Yes, I know the pain of nested monads and I don't want to encourage
monadic error handling with awful nests.

To tell the truth, I ultimately desire to unify `Optional`s, `throws`
and `Result`s.

We have already had `Optional`s which can be used in a monadic way. To
prevent excessive monadic handling, I think we need Automatic
Propagation for `Optional`s.

// Automatic Propagation for `Optional`s
let a: Int? = ...
let b: Int? = ...

do {
  let sum: Int = (try a) + (try b)
  ...
} catch { // if `a` and/or `b` are `nil`
  ...
}

Although "Error Handling Rational and Proposal" says `Optional`s
should be used for simple domain errors and are suitable for Manual
Propagation, I think Automatic Propagation is also useful for
`Optional`s. We get `nil` not only as errors but also as empty values.
Our codes are full of `Optional`s. Handling them manually costs a lot.
So I think it is good to have Automatic Propagation for `Optional`s.

However it is confusing to mix `Optional`s and `throws` functions with
the same keyword `try`. So I think something like `typealias
Optional<T> = Result<T, NilError>`, which could be identical in a
binary form to current `Optional` with `struct NilError: ErrorType
{}`, and unified `throws` and `Result`s would be better. Then we would
have only `Result`s, but it could be used as `Optional`s and `throws`.

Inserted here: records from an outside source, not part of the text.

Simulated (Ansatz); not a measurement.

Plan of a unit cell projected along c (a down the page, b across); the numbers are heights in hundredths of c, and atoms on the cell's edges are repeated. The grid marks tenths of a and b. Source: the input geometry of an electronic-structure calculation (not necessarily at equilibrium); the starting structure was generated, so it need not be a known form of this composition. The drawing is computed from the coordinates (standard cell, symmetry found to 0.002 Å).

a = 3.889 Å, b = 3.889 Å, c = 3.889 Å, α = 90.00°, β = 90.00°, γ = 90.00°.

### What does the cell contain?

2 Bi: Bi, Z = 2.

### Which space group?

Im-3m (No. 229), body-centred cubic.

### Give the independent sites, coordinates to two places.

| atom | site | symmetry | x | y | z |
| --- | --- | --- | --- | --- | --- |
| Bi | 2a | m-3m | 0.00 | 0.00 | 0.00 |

Although `Result`s might make it possible to abuse monadic error
handling, problems of abuses are also true for other language
features: e.g. `(Float, Float)` as `Vector2` instead of `struct
Vector2 { ... }` for tuples. Even if we keep `Optional`s and `throws`
separated, `Optional`s can be handled monadically and we need to
encourage people how and when to use them to prevent abuses. I think
language features cannot prevent abuses, and it is a role of coding
guidelines.

So I think it is good to unify `Optional`s, `throws` and `Result`s.
But because it seemed too radical, I proposed the part of it at first:
`throws -> Foo` as a syntactic sugar of `-> Result<Foo>`.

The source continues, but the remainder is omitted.